The Power of God

Review of Mark A. Smith, The Power of God. Bountiful, Utah: Horizon, 1997. 299 pp., with appendixes and index. $19.98.


In his book The Power of God, author and attorney Mark Smith provides a mixture of insights, formulas, and definitions on the subject of faith’s power. This text could also have been entitled Faith as Smith asserts that the phrase power of God is a synonym for the term faith. Although I am slow to conclude that faith is the only meaning of the phrase power of God, the book is instructional and generally makes a contribution to the study of this important topic.
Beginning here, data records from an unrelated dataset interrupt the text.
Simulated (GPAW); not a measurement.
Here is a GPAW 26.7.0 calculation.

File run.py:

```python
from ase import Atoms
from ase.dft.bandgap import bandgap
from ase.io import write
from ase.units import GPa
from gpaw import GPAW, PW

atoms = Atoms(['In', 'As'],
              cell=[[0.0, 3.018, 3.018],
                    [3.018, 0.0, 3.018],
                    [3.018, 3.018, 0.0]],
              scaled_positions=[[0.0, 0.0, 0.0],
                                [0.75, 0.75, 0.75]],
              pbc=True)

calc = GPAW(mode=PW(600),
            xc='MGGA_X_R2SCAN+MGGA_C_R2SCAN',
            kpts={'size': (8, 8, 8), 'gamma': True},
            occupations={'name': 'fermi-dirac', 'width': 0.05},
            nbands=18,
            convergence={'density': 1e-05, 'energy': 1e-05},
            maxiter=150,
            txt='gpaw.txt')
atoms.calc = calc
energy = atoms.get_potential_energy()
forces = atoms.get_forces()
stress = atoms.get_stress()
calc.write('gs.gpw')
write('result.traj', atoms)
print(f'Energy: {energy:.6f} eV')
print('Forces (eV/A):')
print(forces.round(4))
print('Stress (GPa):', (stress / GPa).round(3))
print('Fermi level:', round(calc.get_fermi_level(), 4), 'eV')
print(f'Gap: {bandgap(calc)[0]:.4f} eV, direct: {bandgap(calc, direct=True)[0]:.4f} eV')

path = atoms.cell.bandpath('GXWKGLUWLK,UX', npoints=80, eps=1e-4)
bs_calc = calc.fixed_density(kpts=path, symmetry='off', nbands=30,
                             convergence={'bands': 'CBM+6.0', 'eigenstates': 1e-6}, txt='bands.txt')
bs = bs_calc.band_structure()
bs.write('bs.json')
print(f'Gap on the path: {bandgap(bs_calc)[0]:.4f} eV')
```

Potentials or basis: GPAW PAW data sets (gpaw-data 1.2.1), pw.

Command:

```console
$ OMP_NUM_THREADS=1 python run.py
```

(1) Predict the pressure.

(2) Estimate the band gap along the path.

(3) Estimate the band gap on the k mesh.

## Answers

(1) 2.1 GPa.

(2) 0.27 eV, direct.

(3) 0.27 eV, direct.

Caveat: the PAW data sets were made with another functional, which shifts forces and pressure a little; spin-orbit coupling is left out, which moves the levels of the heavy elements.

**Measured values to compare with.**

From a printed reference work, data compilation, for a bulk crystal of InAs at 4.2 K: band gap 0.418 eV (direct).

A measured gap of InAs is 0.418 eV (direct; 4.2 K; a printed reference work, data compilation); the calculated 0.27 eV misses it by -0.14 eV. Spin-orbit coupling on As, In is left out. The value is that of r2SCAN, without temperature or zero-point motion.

At times, the text lacks a thoroughness of discussion and quotes little from very recent general leadership of the church. A fair amount of credit for the doctrinal aspects of this book belongs to Elder Bruce R. McConkie, who is quoted extensively (no less than thirty times, far more than any other source). While portions of this text are clearly the result of years of thinking and writing, as in the case of the chart that accompanies the author’s discussion of “The Three ‘Faces’ of Faith” (see pp. 62–63), other sections of the book appear to be little more than a compilation of quotations (see pp. 182–90). Additionally, the author is occasionally guilty of employing more scriptural text than his point requires. For example, more than three pages of scriptural text—Doctrine and Covenants 46:10–33; Moroni 10:8–21; and 1 Corinthians 12:4–13—are quoted at pages 87–90, simply to enumerate a dozen or so key spiritual gifts; perhaps a simple crossreference would have sufficed. The author occasionally reiterates points in a redundant fashion (see, e.g., p. 80).

Conversely, the author is guilty in some cases of hanging his doctrinal position on a single quotation and in other places of placing too heavy a reliance on less-known sources without contemporary quotations to give balance to the discussion. At times, specific assertions of the author invite further examination. For instance, Smith declares that “belief is not the power of God” (p. 37). But this conclusion is not well supported by the author. Because this is an important idea, perhaps more effort should have been expended to offer the reader more evidence of what and how the notion of belief lacks in relation to faith. Further, the author may have fallen short in presenting a convincing case that belief can be misdirected while faith cannot (see p. 40).

The author employs concepts from the world of business and law to assist the reader in evaluating particular principles. Terms such as causation, prima facie, trustee, shareholders, and corporation are used to explain more intricate points of doctrine. While the use of such terms is generally helpful, on occasion Smith is perhaps too creative in his discussion. This text has a tendency to overgeneralize. For example, the author suggests, “Christ on multiple occasions commented about how little faith we mortals have” (p. 85). While Jesus may have done so in the New Testament context, he had a very different view, it seems, of those he taught in the New World setting (see 3 Nephi 19:28, 35).

Again, this text has a contribution to make. Much of the discussion on the subjects of faith and power is enlightening. Especially insightful is Smith’s discussion of the principle of agency (pp. 73–74)—he argues in favor of using the general term agency rather than the phrase free agency, citing the fact that the latter is not specifically found in the scriptural canon. Near the end of the book, though, the author asserts, “We need the type of knowledge which this book seeks to provide” (p. 90). Although arguably true, the determination of which nuggets of knowledge come from this offering may be best left up to the reader.